Another new discovery is the Sunday market at the old bus depot in Kingston. It was quite a long walk along the edge of the lake to get there from our apartment, but it was well worth the effort. There wasn't much produce, but there were several stalls selling chocolate, as well as handmade textiles, chutneys and jams, spice rubs, coffee, organic strawberries, freshly squeezed orange juice, and bread --- it's ridiculously hard to get whole wheat (e.g., "wholemeal") bread here for some reason, so we bought two loaves. And some pistachio macarons. Yum.

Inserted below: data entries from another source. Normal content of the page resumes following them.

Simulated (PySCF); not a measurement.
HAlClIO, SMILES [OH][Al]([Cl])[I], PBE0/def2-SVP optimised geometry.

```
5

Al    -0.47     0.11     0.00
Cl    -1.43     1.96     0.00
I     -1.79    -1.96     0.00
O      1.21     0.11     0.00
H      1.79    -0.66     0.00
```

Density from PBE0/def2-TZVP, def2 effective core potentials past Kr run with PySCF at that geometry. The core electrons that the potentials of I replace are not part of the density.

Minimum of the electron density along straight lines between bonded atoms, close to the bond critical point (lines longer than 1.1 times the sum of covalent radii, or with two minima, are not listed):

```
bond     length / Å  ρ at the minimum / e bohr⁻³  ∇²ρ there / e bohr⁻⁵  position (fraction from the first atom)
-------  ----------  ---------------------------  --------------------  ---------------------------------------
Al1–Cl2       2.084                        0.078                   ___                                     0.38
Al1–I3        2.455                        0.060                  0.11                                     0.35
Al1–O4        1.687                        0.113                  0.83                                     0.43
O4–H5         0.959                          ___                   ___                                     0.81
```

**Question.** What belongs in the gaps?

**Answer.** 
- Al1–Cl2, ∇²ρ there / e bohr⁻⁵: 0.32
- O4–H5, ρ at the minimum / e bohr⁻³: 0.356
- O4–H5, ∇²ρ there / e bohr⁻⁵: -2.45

The academic lifestyle here tends to mesh rather nicely with the general Australian outdoorsy anything-goes attitude. Although this often means that I'm stuck sitting outside on the patio at teatime, freezing to death and guarding my biscuits against prowling birds, it also means that everyone takes kindly to the desire to get out of the office and into the bush or down to the beach. So last weekend we celebrated the end of jetlag by taking a hike up Mount Ainslie (more on that here), and this upcoming weekend we're planning to head down to the coast. Kim, our main academic mentor / philosophical pirate, and his wife Mel have very generously allowed us the use of their new bush house for a few days. I hear rumors of lyrebirds in the scrub around those parts, and I can't wait to get away from my computer, stretch my legs, and go looking for them.